My steps recorded by Argus using the M7 for the three days above were 5255, 7079, and 4363 as shown in images prior in thos post. That corresponds with the 1626, 1651, and 1590 calories total shown for each day above, or the extra 118, 158, or 97 “Active” calories burned above & beyond my BMR.
First off it is worth noting here that the BMR calculated by the Argus app does NOT match the data from most other sites which use the Mifflin standard. I’ve not been able to figure out what formula they are using or how they are coming to that data, but it is curious why it shows more calories than anyone else. It is not a huge difference, but still a curiosity none the less.
Again using the same distance calorie calculator used before, and assuming my same steps per mile, those three days should have earned me 131, 176, and 108 calories. These are all based on the slowest speed (under 2 mph) same as the Fitbit provided me. So where the BMR numbers run a little high, the conversion of calories seems to run a little bit low, and it may all work out. For comparison then, Argus is providing me 0.025 calories per step, which seems like the “industry standard” for calculated measurements. Is the Fitbit using some more advanced data which inflates their results to higher calories burned?
While you don’t get a web portal from the Azumio folks in comparison to the beautiful Dashboard provided by the Fitbit site, you do still get some pretty decent screen shots for your steps among other things it can view (example below).
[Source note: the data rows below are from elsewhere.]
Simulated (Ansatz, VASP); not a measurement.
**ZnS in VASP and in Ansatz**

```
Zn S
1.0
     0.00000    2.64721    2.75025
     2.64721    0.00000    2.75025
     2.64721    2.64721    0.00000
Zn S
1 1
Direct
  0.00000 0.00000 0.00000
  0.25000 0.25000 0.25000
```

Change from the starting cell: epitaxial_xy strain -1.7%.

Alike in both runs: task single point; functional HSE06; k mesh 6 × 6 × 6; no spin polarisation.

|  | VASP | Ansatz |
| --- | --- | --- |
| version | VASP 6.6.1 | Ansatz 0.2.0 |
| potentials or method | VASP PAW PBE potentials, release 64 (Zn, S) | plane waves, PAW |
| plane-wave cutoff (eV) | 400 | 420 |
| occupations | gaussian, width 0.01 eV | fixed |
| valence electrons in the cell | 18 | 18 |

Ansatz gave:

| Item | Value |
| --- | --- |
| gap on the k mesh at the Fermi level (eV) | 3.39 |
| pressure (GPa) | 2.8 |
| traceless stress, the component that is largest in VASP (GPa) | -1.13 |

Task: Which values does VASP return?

|Argus – Steps screen viewing||Argus – Steps screen, when touched|
Both photos here show the same day. One photo is the natural look, and in the other photo showing 4674 step that is me touching the screen on the largest/tallest bar. You can run your finger side-to-side and get a snap-shot of the time of the day, where it will show you the cumulative steps and distance at that moment as well as the time of day.
However unlike the Fitbit, the Argus has no such “time period” breakdown for the daily calories burned per time interval. You can see data per day total, but not per hour, minute, or similar. In contrast, the Fitbit not only shows you a color coding of how active you were in those intervals, it also does appear to do some math with regards to intensity, at least with regards to Very Active Minutes. This may or may not also relate to calories burned, their site does not clarify.
Again this isn’t meant to be a full app review of the Argus. In short I like the app, it is nice looking even if not as clean as the Fitbit. As such there are plenty of other screens that I’m going to ignore for purpose of this article here What matters most is how the data here compares to the data of the Fitbit, for sake of accuracy and other matters.
Since we already know the step counters were off on Saturday & Sunday, it is a given that the caloric burn for those days would be off. But how about Monday? Argus had me taking 4363 steps and burning 1590 total calories. This compares to the Fitbit’s 4480 steps and burning 1918 calories. Why the huge difference?
The answer seems simple- the Fitbit is awarding too many calories for my steps. Or is perhaps the Argus too few.? When you compare the TDEE figures most sites suggest, the Argus data does not match the percentage data usually found online. If indeed sedentary is 20% over BMR then I should have seen around 1800 calories burned on sedentary days. So does that mean the Argus is the one whose figures are incorrect?
However, the calories per step figures that Argus gave were almost identical to MFP and other online sites. This means that the numbers seen on Argus for “Activity” more align with the figures matched to online sources. And the figures that I’ve seen on the Fitbit seem over-inflated in comparison, and that scares me.
If your goal is to make sure the calories you burn match the calories you ingest (plus or minus your goals with regards to weight gain/loss), then it is important as I said prior not just that the step counts are correct, but that the math used to turn that into calories is also correct.
WHERE DO WE GO FROM HERE?
For starters, I plan to share this article with both the folks at Fitbit and Azumio. I’d like to have their technical feedback and opinions.
For the folks at Fitbit:
- Why are your calories per step higher rates than most other sites/data?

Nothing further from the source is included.